The reason the PS2 was successful it was because it was very easy to unblock it and use pirated games.
The Dreamcast wasn't as easy as I can remember.
The reason the PS2 was successful it was because it was very easy to unblock it and use pirated games.
The Dreamcast wasn't as easy as I can remember.
It was much easier to pirate games on the Dreamcast - the copy protection was broken to the degree that you could burn a game to a CD-R and have it Just Work without modifying the console in any way. It being both a total piracy free-for-all and also a catastrophic commercial failure doesn't seem to fit what you're saying.
Not to say that easy piracy is necessarily a death sentence for a console, the DS succeeded in spite of ubiquitous and cheap flashcarts, but the Dreamcast shows it's not necessarily a path to success either. There are just more pertinent reasons for a system to sink or swim.
I think that it was a game player and a DVD player had more to do with the success of the thing. Oh and it plays psx games too.
I owned both. The graphics/games were of similar quality. Having a larger game storage gave the ps2 a decent advantage. The dreamcast seemed more interesting. But the PS2 had a better customer feature set.
In models built prior October 2000 - it was very easy, just boot up Utopia loader and then you were able to run any game from CD.

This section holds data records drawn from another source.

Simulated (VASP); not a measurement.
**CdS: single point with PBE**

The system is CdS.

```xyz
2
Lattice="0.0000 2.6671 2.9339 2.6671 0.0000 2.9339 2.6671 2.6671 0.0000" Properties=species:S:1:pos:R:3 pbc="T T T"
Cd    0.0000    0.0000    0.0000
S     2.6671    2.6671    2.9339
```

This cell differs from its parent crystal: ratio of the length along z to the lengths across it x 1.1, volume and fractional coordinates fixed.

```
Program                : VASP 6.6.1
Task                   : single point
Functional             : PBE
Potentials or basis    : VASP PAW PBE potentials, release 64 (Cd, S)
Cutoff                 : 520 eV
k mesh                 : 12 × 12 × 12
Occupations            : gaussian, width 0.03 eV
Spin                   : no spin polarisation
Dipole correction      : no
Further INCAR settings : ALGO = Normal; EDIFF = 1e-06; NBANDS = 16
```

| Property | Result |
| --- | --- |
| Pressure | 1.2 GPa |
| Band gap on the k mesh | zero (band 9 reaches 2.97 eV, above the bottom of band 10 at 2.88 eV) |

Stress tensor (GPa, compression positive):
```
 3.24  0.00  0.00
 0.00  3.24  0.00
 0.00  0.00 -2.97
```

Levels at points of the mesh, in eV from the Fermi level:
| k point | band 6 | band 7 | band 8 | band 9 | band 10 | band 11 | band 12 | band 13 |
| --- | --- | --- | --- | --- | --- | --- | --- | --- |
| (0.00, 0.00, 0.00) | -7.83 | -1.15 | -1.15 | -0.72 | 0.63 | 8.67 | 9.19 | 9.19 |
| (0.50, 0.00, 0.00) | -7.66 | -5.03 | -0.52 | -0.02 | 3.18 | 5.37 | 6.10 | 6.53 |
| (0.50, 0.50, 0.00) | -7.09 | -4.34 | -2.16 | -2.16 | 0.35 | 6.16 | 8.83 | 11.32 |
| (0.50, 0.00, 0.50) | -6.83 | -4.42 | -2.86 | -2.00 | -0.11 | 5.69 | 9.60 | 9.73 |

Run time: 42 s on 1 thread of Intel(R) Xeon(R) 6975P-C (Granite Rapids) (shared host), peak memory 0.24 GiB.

Lol what? You got it the other way around. Also out of the dozen or so friends in my friend group who had a PS2, none of us had a modded PS2 or pirated games.
The PS2 was popular on its own and it wasn't related to piracy.
What are you talking about? The Dreamcast didn't even have adequate copy protection. I switched my entire collection to backups at some point to preserve the integrity of the original discs.